|April 28, 2023
Baker Falls Dispatch
All the news, if you can believe it
Bringing the Stage Back to Life:
The Build So Far
Life is returning to the legendary and historic space at 101 Avenue A. The demolition phase has been completed and construction is moving along rapidly. We will be using the misty memory of what you might think of as The Pyramid Club and creating new life as Baker Falls.
As the new stewards of this almost 150-year-old gathering place at 101 Avenue A, we can’t tell you how much it means to us that you are with us on this project. We take very seriously this responsibility to honor the East Village performance scene and inspire the next generation to create and meet other open-minded individuals.
After the proper notification above to our neighbors, on Dec 13 2021, we unanimously passed the Community Board as the new operators of this neighborhood cultural staple and the birthplace of Wigstock. We were aided by many allies such as Kembra Pfahler—whose band The Voluptuous Horror of Karen Black made me realize I belonged Downtown—as well as Jeffrey Lewis who grew up across the street from Lach’s anti-folk scene at the Sidewalk Cafe.
The above image is what we were finally looking at when we got the keys on November 15, 2022.
I just kept wondering how The Pyramid had become this: a nondescript afterthought of a dance club… What happened to The Pyramid’s prime as one of the few cultural gathering places where there were no judgements? Everyone was welcome. And all things considered to be on stage…

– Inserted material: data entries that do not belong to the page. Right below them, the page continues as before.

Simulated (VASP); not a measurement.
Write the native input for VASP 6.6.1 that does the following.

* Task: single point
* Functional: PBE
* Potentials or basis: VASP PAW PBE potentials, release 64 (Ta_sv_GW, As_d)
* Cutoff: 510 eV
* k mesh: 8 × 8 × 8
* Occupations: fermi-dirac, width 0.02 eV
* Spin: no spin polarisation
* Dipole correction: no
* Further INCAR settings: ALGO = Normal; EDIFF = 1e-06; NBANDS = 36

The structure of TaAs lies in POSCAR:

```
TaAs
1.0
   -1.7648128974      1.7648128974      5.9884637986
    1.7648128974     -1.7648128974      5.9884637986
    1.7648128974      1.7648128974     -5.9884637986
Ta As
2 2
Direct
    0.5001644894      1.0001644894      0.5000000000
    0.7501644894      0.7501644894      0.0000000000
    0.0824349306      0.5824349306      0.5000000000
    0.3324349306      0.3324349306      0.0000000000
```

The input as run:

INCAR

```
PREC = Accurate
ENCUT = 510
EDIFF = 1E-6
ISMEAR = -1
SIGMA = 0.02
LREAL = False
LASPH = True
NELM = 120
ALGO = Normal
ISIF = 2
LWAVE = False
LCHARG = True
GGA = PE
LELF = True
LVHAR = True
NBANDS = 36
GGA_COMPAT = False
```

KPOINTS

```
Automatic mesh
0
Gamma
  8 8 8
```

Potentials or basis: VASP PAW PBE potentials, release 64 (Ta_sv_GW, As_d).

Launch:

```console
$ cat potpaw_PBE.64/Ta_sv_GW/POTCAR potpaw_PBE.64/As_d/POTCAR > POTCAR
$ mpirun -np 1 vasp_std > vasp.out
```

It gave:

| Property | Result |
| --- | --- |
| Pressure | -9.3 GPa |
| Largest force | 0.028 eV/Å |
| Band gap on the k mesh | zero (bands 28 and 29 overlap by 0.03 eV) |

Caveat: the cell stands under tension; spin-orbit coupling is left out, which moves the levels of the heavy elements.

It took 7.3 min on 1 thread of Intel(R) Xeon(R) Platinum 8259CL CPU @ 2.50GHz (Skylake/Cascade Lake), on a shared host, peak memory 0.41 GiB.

As we began to write the first chapter of Baker Falls, we started to uncover clues of color and vibrancy within the faded glory of the latter day Pyramid Club.
For example in the picture above: behind the wall where Wendy Wild used to sell her artwork from the coat check, we found remnants of the stepped Pyramids in the previous tile work that inspired an Avenue A mailman known only as “Richie” to name his new watering hole The Pyramid in 1979.
But it wasn’t doing so well after the Polish and Ukrainian day drinkers were done with happy hour, so Bobby Bradley started booking some shows. Attending the first performance on December 10, 1981 was Brian Butterick who would go on the nurture a creative explosion embracing Bobby’s slogan from that very first flier: “DOWNTOWN for DOWNTOWN.”
With these new performers came an insanely functional and weird wooden DJ set up near the roof that Craig Overbay had built for his soundboard and so resident DJs like Dany Johnson could spin vinyl records which they kept in lockers above the bathrooms. In the picture above we briefly exposed these blue-green walls to the light from the darkness, but the lockers were long gone.
And in order to continue the dancing legacy from 1800s Union hall meetings to Wigstock, the first thing we needed to address was sound proofing in the 147-year-old space designed to be a gathering hall in 1876…and known over the last 40 years as The Pyramid with cheap and cheerful do-it-yourself sound mitigation like carpet and egg crates. Exposing these ancient beams with no need for columns was simply breathtaking…only to realize they would need to be covered up once again by modern materials to be a good neighbor.
I could not have done it without the passion and support of my new partners Morgan Margolis and The Knitting Factory who responded to my “call to arms to buy the Pyramid Club.”
The picture above is Knitting Factory Brooklyn, minutes before I handed over their keys to the landlord on September 1st 2022. “The Knit was eager to return to their roots Downtown where they began life as a tiny music-centric cafe on Houston Street in 1987.
“DOWNTOWN for DOWNTOWN.” We cannot wait to welcome downtown back to this legendary space at 101 Avenue A.
And remember: downtown is a state of mind.